F-16s under the control of the Royal Air Force of Oman are to receive follow-on support
including support equipment, communications equipment, personnel training, spare and repair parts, publications, Electronic Combat International Security Assistance Program (ECISAP), Contractor Engineer Technical Services (CETS), Technical Coordination Group (TCG), International Engine Management Program (IEMP), Precision Measurement Equipment Laboratory (PMEL) calibration and technical orders. The sale is estimated to be worth up to $260 million.
Oman is located on the eastern Arabian peninsula next to the UAE and Saudi Arabia, and across from Persia. It remains a very strategic country, controlling the Strait of Hormuz’ western bank, and providing an overwatch position for both the entrance to the Persian Gulf and the Indian Ocean near Africa. The Royal Air Force of Oman (al-Quwwat al-Jawwiya al-Sultanat Oman) currently flies F-16 Block 50 fighters, which complement the RAFO’s 18 Jaguar strike aircraft.
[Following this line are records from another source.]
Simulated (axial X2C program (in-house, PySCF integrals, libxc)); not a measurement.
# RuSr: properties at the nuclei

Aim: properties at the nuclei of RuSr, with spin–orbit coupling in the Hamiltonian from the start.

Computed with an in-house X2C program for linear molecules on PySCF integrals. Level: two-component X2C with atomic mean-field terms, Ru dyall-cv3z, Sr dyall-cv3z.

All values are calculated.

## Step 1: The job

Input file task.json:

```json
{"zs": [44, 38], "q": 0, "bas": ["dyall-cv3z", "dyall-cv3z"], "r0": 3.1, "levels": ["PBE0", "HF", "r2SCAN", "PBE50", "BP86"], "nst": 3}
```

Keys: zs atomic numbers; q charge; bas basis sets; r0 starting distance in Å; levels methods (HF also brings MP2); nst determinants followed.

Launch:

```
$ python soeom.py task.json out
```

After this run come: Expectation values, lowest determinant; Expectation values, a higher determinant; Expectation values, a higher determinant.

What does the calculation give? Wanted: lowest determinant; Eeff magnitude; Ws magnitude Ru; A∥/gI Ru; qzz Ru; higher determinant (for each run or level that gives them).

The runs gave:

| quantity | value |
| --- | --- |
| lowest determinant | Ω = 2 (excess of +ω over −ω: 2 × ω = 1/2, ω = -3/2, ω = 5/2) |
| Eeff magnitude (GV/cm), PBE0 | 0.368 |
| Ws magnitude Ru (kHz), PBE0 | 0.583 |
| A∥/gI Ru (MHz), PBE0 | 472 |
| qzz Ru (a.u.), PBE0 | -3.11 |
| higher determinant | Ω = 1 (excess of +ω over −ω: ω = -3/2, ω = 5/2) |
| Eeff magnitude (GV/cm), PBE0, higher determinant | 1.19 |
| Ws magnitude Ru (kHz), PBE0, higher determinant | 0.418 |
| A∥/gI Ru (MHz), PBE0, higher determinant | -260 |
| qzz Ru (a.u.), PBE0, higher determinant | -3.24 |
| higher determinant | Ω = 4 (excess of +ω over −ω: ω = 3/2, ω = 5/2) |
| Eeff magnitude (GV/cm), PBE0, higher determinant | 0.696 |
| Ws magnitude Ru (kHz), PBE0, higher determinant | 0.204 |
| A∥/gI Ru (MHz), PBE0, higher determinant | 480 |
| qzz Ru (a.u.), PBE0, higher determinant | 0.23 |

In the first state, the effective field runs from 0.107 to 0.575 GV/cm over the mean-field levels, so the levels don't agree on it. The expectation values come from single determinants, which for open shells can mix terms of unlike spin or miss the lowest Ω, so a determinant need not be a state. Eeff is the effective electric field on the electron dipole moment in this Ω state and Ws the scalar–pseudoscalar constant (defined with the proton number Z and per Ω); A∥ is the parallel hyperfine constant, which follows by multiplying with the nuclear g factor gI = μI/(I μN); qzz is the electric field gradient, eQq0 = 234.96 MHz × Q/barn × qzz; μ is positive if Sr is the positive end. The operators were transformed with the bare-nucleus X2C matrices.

Sultan Qaboos’ air force was looking to replace its aging Jaguars, and made inquiries about buying 4+ generation fighters like Eurofighters or even JAS-39 Gripens for this purpose. A formal August 2010 export request for 18 more F-16s raised the possibility of a different approach, but it was actually a both-and strategy. After an F-16 contract was inked, BAE received an RFP for its Eurofighter, which also turned into a contract. With these buys, plus a handful of new jet trainers, the RAFO’s fighter modernization looks to be complete.